CoinDesk went through the new Chia white paper with a fine-tooth comb.
Here are five key takeaways from Chia’s new roadmap.
1. The blockchain is designed to make home mining feasible again
PoST relies on loading up unused computer storage space with strings of digits that farmers (what Chia calls blockchain validators) allow to be loaded on their computers. The more space, the more strings, the greater their chance of winning a block.
In its testnet phases, Chia has reached as many as 1,700 nodes already, which is very likely to indicate something about interest in running a node when mainnet launches next month. Its public chat channel on Keybase has almost 4,000 people in it.
2. Chia favors predictable, continuous inflation over a hard cap
Bitcoin maxis fixate on the hard cap, but Chia argues that it’s not a fixed amount that matters so much as a predictable amount. Chia has no cap, but it’s also not going to surprise holders with unanticipated emissions.

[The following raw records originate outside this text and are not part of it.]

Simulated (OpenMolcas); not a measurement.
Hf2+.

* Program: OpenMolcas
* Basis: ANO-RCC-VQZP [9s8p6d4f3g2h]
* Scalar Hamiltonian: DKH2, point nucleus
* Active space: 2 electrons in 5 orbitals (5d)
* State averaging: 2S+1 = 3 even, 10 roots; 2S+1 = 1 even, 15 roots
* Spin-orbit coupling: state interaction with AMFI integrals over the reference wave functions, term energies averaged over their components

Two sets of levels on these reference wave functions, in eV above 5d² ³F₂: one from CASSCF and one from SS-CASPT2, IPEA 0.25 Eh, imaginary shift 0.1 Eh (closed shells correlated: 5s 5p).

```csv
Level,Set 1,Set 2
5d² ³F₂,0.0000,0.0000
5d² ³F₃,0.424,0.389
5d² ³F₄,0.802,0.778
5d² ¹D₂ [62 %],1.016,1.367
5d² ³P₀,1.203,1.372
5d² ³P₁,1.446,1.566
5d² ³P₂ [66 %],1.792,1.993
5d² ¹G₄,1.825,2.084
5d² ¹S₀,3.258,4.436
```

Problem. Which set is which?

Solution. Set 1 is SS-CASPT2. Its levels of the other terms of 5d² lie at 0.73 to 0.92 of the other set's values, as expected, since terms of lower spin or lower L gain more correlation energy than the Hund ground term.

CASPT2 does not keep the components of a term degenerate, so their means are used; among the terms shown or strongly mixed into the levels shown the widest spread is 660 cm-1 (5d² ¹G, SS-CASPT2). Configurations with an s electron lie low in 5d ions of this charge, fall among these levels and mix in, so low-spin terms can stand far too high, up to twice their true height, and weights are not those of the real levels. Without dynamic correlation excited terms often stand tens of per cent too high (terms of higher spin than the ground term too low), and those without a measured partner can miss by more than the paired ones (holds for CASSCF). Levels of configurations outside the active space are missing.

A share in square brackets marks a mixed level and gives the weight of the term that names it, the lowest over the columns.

“Being able to directly calculate a shared expectation of the total supply at any given time gives much the same financial and peace of mind benefit,” the white paper argues.
As noted, the company will start the mainnet with 21 million XCH, a nod to bitcoin, and farmers can start earning it right away. While it will take 21 years for the supply to double via farming, Hoffman knows that it will be very close in only six years. Then emissions will slow down considerably under the halving schedule.
By then, it’s likely that the company will have sold or airdropped a considerable amount of XCH.
3. Plans to embrace regulators, particularly by leading with a company that has public reporting requirements
“We have seen the scams and farces that have come before our project in this space and we will instead embrace the regulators,” the white paper states. “It should not be controversial that investors deserve protection through public disclosure and certainly the public shouldn’t be sold investments without that legally required transparency.”
By going with a public listing, Chia will essentially allow backers to treat its equity as an exchange-traded fund (ETF) for the XCH cryptocurrency. That’s because the company’s chief asset will be a considerable pre-mine (or pre-farm, in Chia lingo) of 21 million XCH that will be held for the company and is slated to be used for advancing the network.
“It’s owned by the company and subject to significant corporate controls that will only get more teeth as and when we go public,” Hoffman said. The provisions the company is committed to require it to only use its stash of XCH in ways that benefit XCH holders.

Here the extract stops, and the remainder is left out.